Joe ThompsonMarch 06, 2012
Joe Thompson is an 87 year-old Old-time traditional black string band musician from Cedar Grove, North Carolina in the Piedmont region near the Virginia border. Joe plays fiddle and sings in his Granddaddy's style of music that can be traced in America to the 1700's, and even earlier to origins in Africa. Joe is one of the last of the black musicians of his generation who play this style of music. His music builds community by crossing boundaries of generations, races, and cultures.
Joe's grandparents, Bob and Kate, had eleven children. Most of the boys played a string band instrument and were required to practice until they got it right. Joe's dad, John Arch — a fiddler himself — and his strict discipline of 'practicing until you got it right' was passed on to his children. Joe started to learn to play the fiddle when he was only 5 years old. He and his older brother Nate played for both black and white dances before their legs were long enough for their feet to touch the floor when seated and playing. Joe and Nate played with their father's band, made up of their uncles, and eventually their banjo playing cousin Odell. Dances would be held following corn-shuckings, tobacco-strippings and other community events. Frequently, the family would play six dances in a single week ' three for black events and three for white events.

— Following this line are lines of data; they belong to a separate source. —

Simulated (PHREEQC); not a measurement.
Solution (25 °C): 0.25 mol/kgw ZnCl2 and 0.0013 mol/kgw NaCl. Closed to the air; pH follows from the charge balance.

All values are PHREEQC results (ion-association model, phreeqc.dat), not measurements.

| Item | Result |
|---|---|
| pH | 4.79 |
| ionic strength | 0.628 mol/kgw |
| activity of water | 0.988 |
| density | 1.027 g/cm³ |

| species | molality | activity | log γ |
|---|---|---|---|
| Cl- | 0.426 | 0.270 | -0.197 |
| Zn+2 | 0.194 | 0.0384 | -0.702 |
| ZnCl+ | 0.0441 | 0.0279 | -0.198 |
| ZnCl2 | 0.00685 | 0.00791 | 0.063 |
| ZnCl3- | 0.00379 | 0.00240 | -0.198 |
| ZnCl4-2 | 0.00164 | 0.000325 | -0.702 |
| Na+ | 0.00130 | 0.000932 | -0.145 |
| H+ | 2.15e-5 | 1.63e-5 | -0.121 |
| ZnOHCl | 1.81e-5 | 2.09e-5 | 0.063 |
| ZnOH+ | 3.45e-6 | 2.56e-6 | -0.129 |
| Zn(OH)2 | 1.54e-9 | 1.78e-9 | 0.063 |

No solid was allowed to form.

Joe and his family stayed busy playing Old-time music until Joe enlisted in World War II. He drove a bulldozer in an engineering battalion and helped construct pontoon bridges. When Joe returned from the war on Thanksgiving Day, 1945, he discovered that the interest in traditional string band music was waning. 'Rhythm & Blues' and black-oriented radio stations were becoming popular with black audiences, leading toward the development of Rock and Roll. The type of old-fashioned string band entertainment that Joe and his family played before he joined the service was no longer popular, and Joe stopped playing and worked in a furniture factory for 38 years.
Joe did not start playing again until the 1970's when a college student studying traditional music heard about him and the music he used to play. With the encouragement of the student, Joe teamed up with his first cousin, Odell, who played Clawhammer banjo with him years before. This began their revival as the 'New String Band Duo'. They played festivals in nearly every state and country including the American Fiddler's Festival, and in foreign countries as well.
At the peak of their fame, they performed at Carnegie Hall in New York City, and the Smithsonian Institution in Washington, D.C. At the height of Joe's musical revival he experienced a devastating blow, the accidental death of Odell in 1994. Bob Carlin, a master Clawhammer banjo player from Virginia, started to play with Joe and continues to do so today.
Folklorist Kip Lornell ' the student who rediscovered Joe — said that three factors that helped integrate America: 'Elvis Presley, Motown, and rural America', in other words, white and black musical influences and the combination of the two. String Band music was rural America. During the 1930's and 40's in Cedar Grove there was racial segregation, but the daily lives of working-class blacks and whites was not that different, and social interaction was an integral part of daily life. Whites and blacks labored side-by-side and shared their cultures. Black musicians such as Joe were accepted by whites because of their musical ability, even in 'Jim Crow' times.
Joe and Odell have maintained aspects of many different cultures shared by both blacks and whites from a 300-year-old musical legacy that reaches back to Africa. The Thompson's are unique in that they have both fiddle and banjo playing history in their family, not the banjo only. Joe held onto the black string band tradition when many of his peers turned to Rhythm & Blues, allowing us to experience an important part of our musical heritage that was almost completely lost.
Passing and sharing musical tradition gives a real sense of being part of a greater family, culture and heritage.